Single Particle Analysis Preparation

The advent of direct detectors and automated data acquisition means that large amounts of data are acquired in a relatively short time. Most of the preprocessing can be done automatically, either streaming or as a batch of files. The following operations are typically done:

All except the last can be combined in a single command line.

1 Directory layout and parameter files

The user must make a decision as to the organization of files. The aim is to group files together in directories that have some relationship to the stage of processing. This also allows the user to try different processing strategies with the results deposited in separate directories.

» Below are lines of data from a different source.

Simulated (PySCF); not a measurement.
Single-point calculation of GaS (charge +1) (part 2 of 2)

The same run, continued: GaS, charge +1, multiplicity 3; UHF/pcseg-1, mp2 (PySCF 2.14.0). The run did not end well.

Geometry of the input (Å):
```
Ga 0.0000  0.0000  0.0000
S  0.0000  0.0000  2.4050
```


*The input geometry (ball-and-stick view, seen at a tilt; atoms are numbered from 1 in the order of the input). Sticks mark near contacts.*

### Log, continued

It is recommended that a layout similar to that shown in Table 1 be adopted for processing in Bsoft. In the case of independent data sets ("golden standard"), the best is to split the full data set into two or more major directories and process each completely separately.

The parameter files (typically STAR files) embed the image paths relative to its location. So it is best not to move the parameter files once they have been created. To move a parameter file to a different location, copy it by using a program such as bmg and write the new file in the desired place. The intent is that this will modify the image paths so they remain correctly specified in the parameter file.

Table 1: Suggested directories for SPA in Bsoft
Directory Purpose
mg Raw micrographs/Frames
mg_b2 Micrographs binned two-fold
part Particle images extracted from the micrographs
ctf CTF-corrected particle images
ref Initial reference map(s) for orientation-finding
run1 First run of determining particle orientations with the resultant reconstruction(s)
run2 Second run of determining particle orientations with the resultant reconstruction(s)
... ...

All programs handling parameter files (such as bmg, bpartsel, borient, etc.) can read multiple files and concatenate them into one large internal parameter database. The whole internal database is then written out into one parameter file by specifying the "-output" option. If the user requires individual parameter files for each micrograph, the program bmg has a "-split" option to generate one parameter file per micrograph. Some of the programs also allow the user to set the path for files, which is very important to ensure a smooth and easy workflow.

The concept of a micrograph used in Bsoft is the equivalent of taking a single 2D image on a photographic film and scanning it in a digitization device. Single images taken on CCD or direct cameras qualify as simple micrographs. Dose-fractionation (also called movie mode) results in a series of 2D images (frames) where the aligned average is considered equivalent to a micrograph. The initial processing of the micrographs therefore depends on how they were acquired. The best advice is to keep the individual micrographs and their derivatives separate and use a script to automate all the initial processing up to fitting the CTF parameters. Each micrograph is typically preprocessed separately and the parameter files combined afterwards.

2. Gain-correction

In a CCD or direct detector, the gain is typically automatically corrected and this step can be skipped. However, sometimes gain correction is not done to speed up acquisition. In this case gain correction becomes part of the preprocessing.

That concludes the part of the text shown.